A 1930 article in the Los Angeles Times presented
An interview with Dr. Vance Joseph Hoyt, author of last year’s best seller in animal stories ….
From this article readers learn that
“Silver Boy,” Dr. Hoyt’s book, tells the story of a silver gray fox ….
For several years Dr. Hoyt has been catching the wild animals in box traps, making pets of them and living on equal terms with them in his place in Topanga Canyon.
Since the appearance of Dr. Hoyt’s book he has been recognized as an authority on the animal life of this region ….
Dr. Hoyt says that of all forms of authorship the nature-writer must be the most accurate and that personally he is as conscientious in keeping the records of a baby rattler or fox [as] he would be with those of a scion of the royal family.
In the interview, Hoyt shares his passion for the chaparral, the “elfin forest” that surrounds urban Los Angeles and supports a wide array of animal life. Hoyt says that
The chaparral is the home of the largest bird that flies, the condor, as well as the smallest, the hummingbird.

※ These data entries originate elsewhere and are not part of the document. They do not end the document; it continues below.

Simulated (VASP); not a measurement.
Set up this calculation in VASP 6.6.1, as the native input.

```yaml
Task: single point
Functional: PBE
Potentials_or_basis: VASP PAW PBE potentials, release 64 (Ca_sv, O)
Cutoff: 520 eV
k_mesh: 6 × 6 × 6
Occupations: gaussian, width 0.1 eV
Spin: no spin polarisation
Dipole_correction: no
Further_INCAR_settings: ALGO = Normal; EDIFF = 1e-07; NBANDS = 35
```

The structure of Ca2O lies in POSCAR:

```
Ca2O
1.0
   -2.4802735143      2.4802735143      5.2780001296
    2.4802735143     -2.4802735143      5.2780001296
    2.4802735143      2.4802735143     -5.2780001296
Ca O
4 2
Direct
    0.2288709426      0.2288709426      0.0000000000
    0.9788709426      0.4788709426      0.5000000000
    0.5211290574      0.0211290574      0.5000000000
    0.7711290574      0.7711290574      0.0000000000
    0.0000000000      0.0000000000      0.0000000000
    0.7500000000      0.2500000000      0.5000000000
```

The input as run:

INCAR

But Hoyt is frustrated with his fellow citizens:
I was appalled at the lack of knowledge of the average Californian regarding the chaparral and the animal-life we have here at the doorstep of Los Angeles.
This is strange country – strange trees, strange animals and strange climatic conditions, and … filled with wonders for him who has eyes to see.
Given this review, how could I not be eager to read Silver Boy: The Gray Fox of Topanga?